The pharaohs of ancient Egypt were men. And then there was her.
Her name was Hatshepsut.
She was the first woman to become a pharaoh.
Other women had ruled as powerful queens, but she was the first to actually be the pharaoh.
But 20 years after she died, someone tried to erase her from history. Statues of her were smashed, and they removed her name wherever they could find it.
Here’s what probably happened.
Hatshepsut had became pharaoh in a roundabout way. When the pharaoh Thutmose II died, his son, Thutmose III, was only a kid. Hatshepsut, the dead king’s primary wife, became his regent.
Over time — and remember, Thutmose III was still too young to say much about it — she became more and more powerful until she was officially made pharaoh.
But a female pharaoh freaked people out.
It’s likely because Hatshepsut’s rise to the throne was a challenge to the traditional idea of maat, or universal harmony. And to some, “universal harmony” meant only men could ever be pharaohs. They also worried her success might encourage other women to seek power.
So Hatshepsut tried to be, um, more manly.
She was often shown as having a beard.
Hatshepsut also tried to show she was no threat to maat by taking the name “Maatkare.” And she changed the ending of her original name to the masculine “su.” It didn’t work.

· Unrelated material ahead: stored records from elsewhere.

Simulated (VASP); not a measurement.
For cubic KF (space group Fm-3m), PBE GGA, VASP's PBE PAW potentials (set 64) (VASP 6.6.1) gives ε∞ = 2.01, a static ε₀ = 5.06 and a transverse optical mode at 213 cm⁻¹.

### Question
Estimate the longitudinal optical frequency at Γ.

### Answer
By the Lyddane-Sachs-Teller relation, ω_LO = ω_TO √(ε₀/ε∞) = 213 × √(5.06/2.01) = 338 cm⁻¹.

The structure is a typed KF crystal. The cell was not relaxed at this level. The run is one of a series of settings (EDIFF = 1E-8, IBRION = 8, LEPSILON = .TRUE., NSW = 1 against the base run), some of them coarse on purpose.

So, how’d she do as pharaoh?
nEverything know about Hatshepsut’s 25-year rule was written by — or painted or carved for — the pharaoh herself, so it’s hard to know for sure. But experts believe she had a successful, peaceful reign, even if some folks’ sense of shattered maat never quite settled down.
It’s amazing how far back the resistance to giving women power goes, huh?